Jump Theorem for Cauchy Integrals:Suppose that $r$ is a smooth curve that passes through $z_0$, and $f(z)$ is a continuous function on $r$ that is analytic at $z_0$. Let $U$ be a small disk containing $z_0$ such that $f(z)$ is analytic on $U$ and such that $r$ divides $U$ into the two components $U_+$ and $U_-$ as above. $F(ζ)$ is cauchy integral of $f(z)$ over $r$. Then there are analytic functions $F_+(ζ)$ and $F_-(ζ)$ on $U$ satisfying :$F(ζ)$=$F_+(ζ)$ as $ζ∈U_+$,$F(ζ)$=$F_-(ζ)$ as $ζ∈U_-$, and $F_-(ζ)$=$F_+(ζ)+f(ζ)$as $ζ∈U$. $F_-(ζ)$=$\frac{1}{2πi} \int_{r+} \frac{f(z)}{z-ζ}dz +\frac{1}{2πi} \int_{r-r_0} \frac{f(z)}{z-ζ}dz$ $F_+(ζ)$=$\frac{1}{2πi} \int_{r-} \frac{f(z)}{z-ζ}dz +\frac{1}{2πi} \int_{r-r_0} \frac{f(z)}{z-ζ}dz$. $r-$ is left boundary of $U_-$,$r+$ is right boundary of $U_+$,$r_0$ is the common boundary of $U_+$ and $U_-$.
uniqueness of analytic function:if $f(z)$ and $g(z)$ is analytic function on $D$,and $f(z)=g(z)$ on a set which has a limitpoint,then $f(z)=g(z)$ on $D$.
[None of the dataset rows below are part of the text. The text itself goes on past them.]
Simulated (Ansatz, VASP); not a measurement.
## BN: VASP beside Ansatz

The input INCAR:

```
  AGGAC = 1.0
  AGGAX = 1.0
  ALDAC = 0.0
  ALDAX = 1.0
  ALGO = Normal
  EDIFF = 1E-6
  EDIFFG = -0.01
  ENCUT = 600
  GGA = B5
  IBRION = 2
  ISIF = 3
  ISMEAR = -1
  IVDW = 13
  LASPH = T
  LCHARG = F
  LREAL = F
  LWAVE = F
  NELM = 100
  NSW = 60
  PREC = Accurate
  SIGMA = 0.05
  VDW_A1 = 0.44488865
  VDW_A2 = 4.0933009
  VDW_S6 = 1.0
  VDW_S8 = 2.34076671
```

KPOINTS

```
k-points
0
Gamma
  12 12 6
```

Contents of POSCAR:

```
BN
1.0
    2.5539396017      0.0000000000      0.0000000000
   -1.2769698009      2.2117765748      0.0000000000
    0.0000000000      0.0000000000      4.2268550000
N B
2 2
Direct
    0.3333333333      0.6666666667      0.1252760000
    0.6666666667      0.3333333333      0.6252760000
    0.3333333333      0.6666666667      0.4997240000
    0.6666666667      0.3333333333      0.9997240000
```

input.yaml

Confuse:since $F(ζ)=F_+(ζ)$ as $ζ∈U_+$, $F(ζ)$ and $F_+(ζ)$ are analytic on ${U-r_0}$,so$F(ζ)=F_+(ζ)$ as $ζ∈\{U-r_0\}$,then $F_+(ζ)=F_-(ζ)$ as$ζ∈U_-$,this is contraduction with euqality $F_-(ζ)$=$F_+(ζ)+f(ζ)$as $ζ∈U$.